She said some leaders in the Middle East are wrong to believe they are immune to spreading political threat.
She said movement towards "deliberate, inclusive, transparent" democracy is the best antidote to the regional unrest.
Egypt loomed large over talks of the Middle East Quartet in Germany on Saturday, with fears that a change of regime in Cairo could throw into turmoil an already deeply troubled peace process.
"One of our big partners did not want the Quartet to meet at this stage, saying maybe it's not the moment to be discussing the peace process when the whole region is undergoing dramatic changes," a European diplomat said.
"And our analysis is just the opposite. Because this is happening, the Quartet needs to meet, and the Quartet needs to give a strong signal that the peace process is alive."
The meeting on Saturday afternoon in Munich brings together US Secretary of State Hillary Clinton, EU foreign policy chief Catherine Ashton, Russian Foreign Minister Sergei Lavrov and UN head Ban Ki-moon.

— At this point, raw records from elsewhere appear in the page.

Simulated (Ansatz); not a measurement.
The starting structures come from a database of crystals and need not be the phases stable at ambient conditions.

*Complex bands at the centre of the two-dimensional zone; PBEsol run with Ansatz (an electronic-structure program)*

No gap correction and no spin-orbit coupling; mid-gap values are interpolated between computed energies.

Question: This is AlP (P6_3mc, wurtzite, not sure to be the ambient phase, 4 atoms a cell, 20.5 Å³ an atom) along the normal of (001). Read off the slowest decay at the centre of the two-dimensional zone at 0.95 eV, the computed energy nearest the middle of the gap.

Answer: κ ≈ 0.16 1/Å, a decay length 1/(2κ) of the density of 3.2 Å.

The Palestinians walked out of peace talks after Israel refused in September to renew a temporary ban on building settlements in the West Bank -- on land earmarked for a future Palestinian state. The Palestinian Authority meanwhile has been defensive since Qatar-based satellite channel Al-Jazeera started releasing thousands of documents purported to show huge concessions offered to Israel behind closed doors.
But the tumultuous events in Egypt threaten to dwarf such issues if, as many in Israel and elsewhere fear, revolts convulsing Egypt end up replacing President Hosni Mubarak's regime with a government hostile to the Jewish state.
Mubarak showed no sign of quitting on Saturday, the 12th straight day of Cairo protests demanding he end his 30-year grip on power, as international calls grew for him to go.
The European diplomat warned not to expect any statement "of substance on specific issues" from the Quartet meeting, with the likely outcome an agreement to meet again in four to five weeks.
A source in the French foreign ministry said that the Quartet could adopt a new declaration on issues such as territories occupied by Israel since 1967.